This guide explains the configurable limits across the PDF Accessibility solution and how to modify them. Limits exist at two levels:
- User-Facing Limits (UI) — Per-user quotas for file uploads, page counts, and file size, managed through Cognito custom attributes in the PDF_accessability_UI repository.

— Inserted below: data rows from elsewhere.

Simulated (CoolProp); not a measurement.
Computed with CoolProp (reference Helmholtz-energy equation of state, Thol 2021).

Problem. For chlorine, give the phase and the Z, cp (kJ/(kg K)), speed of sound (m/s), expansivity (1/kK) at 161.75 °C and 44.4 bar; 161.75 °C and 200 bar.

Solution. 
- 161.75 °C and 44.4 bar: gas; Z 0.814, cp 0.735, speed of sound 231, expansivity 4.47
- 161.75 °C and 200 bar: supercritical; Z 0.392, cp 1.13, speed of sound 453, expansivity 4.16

- Infrastructure Limits (Backend) — Resource-level settings such as Lambda timeouts, memory, chunk sizes, and concurrency, managed in this repository.
| Section | Description |
|---|---|
| User-Facing Limits (UI) | File upload quotas, page limits, and size limits per user |
| Modifying User Limits via Cognito Console | How to change limits for an individual user |
| Modifying Default Group Limits in Code | How to change the defaults assigned to new users |
| Infrastructure Limits (Backend) | Lambda, ECS, Step Functions, and processing settings |
| PDF-to-HTML Processing Defaults | Configuration defaults for the PDF-to-HTML pipeline |
When the PDF Accessibility UI is deployed, each user is assigned limits via Cognito custom attributes. These limits control what users can upload through the web interface.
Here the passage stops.